Yeah. And so, I mean, there are a few things, but but it's 95% AI. And where do you? It's just so because there we are literally working on 1000 applications internally. So AI, you have to remember AI, modern AI is a horizontal enabling layer. It it, it, it will, it, it can be used to improve everything. It will be in everything. This is most like electricity art. I went to a brewery in

Luxembourg many years ago now. In fact, this trip was one of the little tiny catalysts for the founding of. This story, by the way, is fantastic. Listen to this story he shares of visiting this brewery. It's incredible the insight he can draw out of some real world experience like just visiting a brewery. AWS the and the brewery was 300 years old this company making beer for 300 years. A lot of the oldest companies in the world are breweries by the way.

I don't know why this is. And they were very proud of their history and how to museum. And in that museum was an electric power generator, 100 years old. And because when they wanted to improve the efficiency of their brewery with electricity, there was no power grid, so they had to build their own power station. So they made their own electricity. And at that time, that's what everybody did. If a hotel wanted electricity, they had their own electric

generator. Now most people would just visit this brewery, see that they had their own little electric power generator and go, oh, that's interesting. I guess that's how how it was. That would be the conclusion. They wouldn't think about it much more than that. It would just be an interesting thing that you notice. That'd be the case with me. If I visited it. I would not draw any greater connection.

But notice how Jeff Bezos takes that little that little piece of information, that little think he notices and comes to a rather big conclusion. And I looked at this and I thought this is what computation is like today. Everybody has their own data center and that's not going to last. It makes no sense. You're going to buy compute off the grid. That's AWS we had, we were doing it internally at Amazon for ourselves and the APIs were created.

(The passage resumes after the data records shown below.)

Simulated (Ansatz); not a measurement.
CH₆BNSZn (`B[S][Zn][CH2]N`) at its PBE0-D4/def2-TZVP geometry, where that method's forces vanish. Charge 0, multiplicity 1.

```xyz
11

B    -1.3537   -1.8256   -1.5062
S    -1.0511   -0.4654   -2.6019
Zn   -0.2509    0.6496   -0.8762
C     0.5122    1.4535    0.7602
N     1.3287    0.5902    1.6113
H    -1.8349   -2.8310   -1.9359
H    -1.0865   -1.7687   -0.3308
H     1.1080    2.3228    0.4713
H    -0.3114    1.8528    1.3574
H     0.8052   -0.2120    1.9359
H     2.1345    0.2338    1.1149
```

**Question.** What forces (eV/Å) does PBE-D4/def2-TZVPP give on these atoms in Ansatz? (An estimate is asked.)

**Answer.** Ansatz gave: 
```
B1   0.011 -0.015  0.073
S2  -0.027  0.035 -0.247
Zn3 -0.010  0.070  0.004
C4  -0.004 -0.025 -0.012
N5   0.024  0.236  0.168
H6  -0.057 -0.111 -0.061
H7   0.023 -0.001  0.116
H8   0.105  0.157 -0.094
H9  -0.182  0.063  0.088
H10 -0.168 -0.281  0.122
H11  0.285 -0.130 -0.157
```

There's that's a very interesting story in its own right, but. The reason that AWS is so successful today, and it's the biggest one, is because he came to that realization before anyone else. Even the people working at Microsoft, which was by far the tech leader. They should have had the lead in this category. We're six years behind Jeff Bezos. He's the inventor. He's the mind that thought of this before other people.

Even Google, which had YouTube and Gmail and distributed servers, didn't come to that conclusion before Jeff Bezos. Him looking at things through a very interesting way, visiting a brewery and coming to that conclusion gave him a huge advantage. The this is, you know, these kind of horizontal layers like electricity and compute and now artificial intelligence, they, they go everywhere.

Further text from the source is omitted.